Zuccotti Park Cleared, Protesters Head to Court

Dan Evon

When the NYPD cleared Zuccotti Park last night, did they infringe on Occupy Wall Street protesters right to assemble? Less than 12 hours after police cleared the park, arresting more than 200 people, the Occupy protesters are heading to court to challenge Mayor Bloomberg's decision.

Attorney's supporting the Occupy Movement filed a restraining order this morning which bars the enforcement of a park ban on the use of tents and sleeping bags. According to Newsday, the restraining order bars the city from "enforcing the 'rules' published after the occupation began or otherwise preventing protesters from re-entering the park with tents and other property previously utilized."

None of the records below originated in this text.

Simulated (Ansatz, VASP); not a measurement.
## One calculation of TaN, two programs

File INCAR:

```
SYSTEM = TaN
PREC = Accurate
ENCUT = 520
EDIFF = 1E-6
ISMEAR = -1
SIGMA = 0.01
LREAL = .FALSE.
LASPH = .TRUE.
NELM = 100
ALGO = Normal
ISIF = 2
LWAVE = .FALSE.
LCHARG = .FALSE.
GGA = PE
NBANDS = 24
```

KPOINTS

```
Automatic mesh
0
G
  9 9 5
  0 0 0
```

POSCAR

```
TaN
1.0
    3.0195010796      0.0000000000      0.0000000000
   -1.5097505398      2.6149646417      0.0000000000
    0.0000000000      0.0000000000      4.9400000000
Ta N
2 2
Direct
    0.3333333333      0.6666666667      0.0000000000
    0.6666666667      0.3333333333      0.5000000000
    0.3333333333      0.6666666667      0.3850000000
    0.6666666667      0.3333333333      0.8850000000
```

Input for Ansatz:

In a press conference today, Mayor Michael Bloomberg said that he had "every intention" of letting the protesters back into Zuccotti Park once the restraining order issue was clarified.

Cas Holloway, an attorney who works as the city's deputy mayor for operations, filed an opposing restraining order, stating:

If the temporary restraining order "is extended and conditions in the park are allowed to be restored to that which existed immediately prior to this morning's enforcement action, the unsafe and unsanitary conditions and the substantial threat to public safety as determined by the Police and Fire Departments... will once again be created."

Police in riot gear cleared Zuccotti Park early this morning. Mayor Bloomberg said that action was taken because he was concerned about the "health and safety of the public."

Bloomberg said:

"The safety and health conditions became intolerable." Action was taken to clear Zuccotti Park "to reduce the risk of confrontation and minimize destruction to the surrounding neighborhood... New York City is the city where you can come and express yourself... What was happening in Zuccotti Park was not that."
"Last night, billionaire Michael Bloomberg sent a massive police force to evict members of the public from Liberty Square-home of Occupy Wall Street for the past two months. People who were part of a dynamic civic process were beaten and pepper-sprayed, their personal property destroyed.... We are appalled, but not deterred. Liberty Square was dispersed, but its spirit not defeated. Today we are stronger than we were yesterday. Tomorrow we will be stronger still. We are breaking free of the fear that constricts and confines us. We occupy to liberate."